Yes, you can practice alone —

sangha will survive.

No, this is not the beginning of a bad joke about a priest and a householder entering a bar. Though that certainly has happened a lot in history. No, this is about the anomalies and apparent contradictions that arise in the propagation of Zen in a hyper-secular society such as the good old USA, where a lay Zen priest, the very idea, lands with a thud, like the proverbial lead balloon. Another can of worms to open.

This issue has raised its head with furrowed brow again and again in the history of the Atlanta Soto Zen Center (ASZC) and its umbrella organization, the Silent Thunder Order (STO), and is sure to keep coming back like a bad penny, to coin another cliché, no pun intended. My role as guiding teacher and Zen priest has been the occasion, or the excuse, for mass defections of disgruntled senior students taking entire boards of directors with them, once in 2000 and again in 2010. So we are overdue for a repeat performance. And this is not an unknown issue at other Zen centers, if only in America.
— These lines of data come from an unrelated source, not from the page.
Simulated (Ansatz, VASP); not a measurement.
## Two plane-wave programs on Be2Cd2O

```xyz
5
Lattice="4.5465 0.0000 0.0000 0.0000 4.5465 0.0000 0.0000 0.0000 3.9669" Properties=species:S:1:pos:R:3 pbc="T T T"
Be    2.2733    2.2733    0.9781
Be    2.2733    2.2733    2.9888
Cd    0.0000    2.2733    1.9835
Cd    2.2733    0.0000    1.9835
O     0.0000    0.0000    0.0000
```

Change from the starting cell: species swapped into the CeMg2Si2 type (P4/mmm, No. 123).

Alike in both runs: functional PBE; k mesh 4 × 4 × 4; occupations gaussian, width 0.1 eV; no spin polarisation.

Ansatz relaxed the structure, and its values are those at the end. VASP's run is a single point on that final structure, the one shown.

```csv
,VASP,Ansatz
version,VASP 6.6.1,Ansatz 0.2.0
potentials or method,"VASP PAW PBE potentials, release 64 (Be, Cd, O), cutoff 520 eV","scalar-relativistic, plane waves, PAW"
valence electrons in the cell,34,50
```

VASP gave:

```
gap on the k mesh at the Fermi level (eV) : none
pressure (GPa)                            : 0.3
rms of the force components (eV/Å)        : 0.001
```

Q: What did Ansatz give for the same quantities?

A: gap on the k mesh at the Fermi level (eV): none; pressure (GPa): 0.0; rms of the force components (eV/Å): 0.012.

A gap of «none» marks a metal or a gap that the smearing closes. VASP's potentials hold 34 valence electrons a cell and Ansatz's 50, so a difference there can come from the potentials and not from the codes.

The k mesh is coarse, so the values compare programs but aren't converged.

Some feel that nowadays there is no more reason to have to have a physical Zen center, what with the advent of online meetings via Skype or Zoom, or whatever the yet-to-be-named inevitable successor applications arise as antithesis in the internet realm. Why pay for upkeep and maintenance of brick and mortar, not to mention supporting a priest? The entire world of retail, along with much of office space, is going virtual, after all. I must admit to a bias here, which you may interpret as selfish on my part, in that I have some skin in the game. A significant portion of my income — thankfully not a majority — is in the form of what is called, in IRS lexicon, a “minister’s household expense,” provided by donors to ASZC. I began receiving compensation for the first time in 2007, after formal transmission as a priest.

Let me address the personal dimension for a moment, as this is one of many examples of the friction that arises between the social and personal realms that I have modeled as nesting spheres. The choice of the word “nesting” lends a comfortable coloration to the association, like little birdies nesting in the tree, under the care of mommy and daddy birds, who bring them juicy worms. This analogy is not as off-base, or as quaint, as it may sound. Sangha, the Zen community, is our “dharma family” after all.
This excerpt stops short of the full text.